So clearly everyone’s responsible for protecting our data! But of course regulation is there to ensure there are guidelines, and to ensure that when we go through the complicated process of buying a car, for instance, with many third parties to deal with, our data is being looked after. It’s a long road ahead. What advice does Nick have companies asking for people’s data?
“We’re a year in now and there are two main things to look at as a company that has data. Be aware and understand why you’ve got it, be aware of and understand the service you’re offering, and constantly review the data you hold. You may hold data on someone you don’t need anymore. Clear it out. Delete it. Gone are the days when you can just say, ‘Oh it’s stuck in a filing cabinet, it doesn’t really matter’. No. If you’re not providing a service and you don’t have to hold it for legal reasons …

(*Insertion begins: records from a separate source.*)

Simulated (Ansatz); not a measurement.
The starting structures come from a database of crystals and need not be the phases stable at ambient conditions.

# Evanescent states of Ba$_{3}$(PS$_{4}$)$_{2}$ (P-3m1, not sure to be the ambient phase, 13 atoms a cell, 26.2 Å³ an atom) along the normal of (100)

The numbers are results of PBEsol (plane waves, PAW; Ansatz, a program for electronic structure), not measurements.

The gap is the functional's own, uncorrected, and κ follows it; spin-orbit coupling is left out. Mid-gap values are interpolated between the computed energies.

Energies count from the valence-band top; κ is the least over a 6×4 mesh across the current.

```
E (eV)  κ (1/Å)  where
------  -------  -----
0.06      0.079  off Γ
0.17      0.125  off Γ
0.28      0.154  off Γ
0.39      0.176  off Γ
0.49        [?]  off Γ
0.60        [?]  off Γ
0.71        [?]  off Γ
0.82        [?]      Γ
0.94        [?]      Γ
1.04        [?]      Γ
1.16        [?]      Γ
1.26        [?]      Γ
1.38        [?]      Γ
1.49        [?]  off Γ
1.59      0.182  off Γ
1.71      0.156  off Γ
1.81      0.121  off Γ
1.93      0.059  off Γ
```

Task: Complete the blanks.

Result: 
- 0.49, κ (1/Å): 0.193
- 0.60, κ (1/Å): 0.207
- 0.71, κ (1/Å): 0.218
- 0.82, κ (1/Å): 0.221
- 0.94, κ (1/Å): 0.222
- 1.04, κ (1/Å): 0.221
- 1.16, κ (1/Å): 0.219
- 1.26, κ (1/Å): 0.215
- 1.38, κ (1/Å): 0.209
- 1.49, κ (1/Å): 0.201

“Going back to what we said at the beginning, if you start to do this, you may not be able to clear all of it out. But if you’re aware of it and something happens where the ICO come after you, you can say you are in the process of clearing the data out: ‘We did hold records for 15 years and only needed them for three years, but we’re in the process of clearing it out.’ If someone makes a complaint, at least you can show or understand how you should be compliant and you’re actually making steps towards that.”
Diversity and inclusion in financial services
Last but certainly not least, what role does culture play in customer-centric digital transformation? It’s one of those subjects that’s often misunderstood, but we believe it’s an essential part of revolutionising and updating your business practices.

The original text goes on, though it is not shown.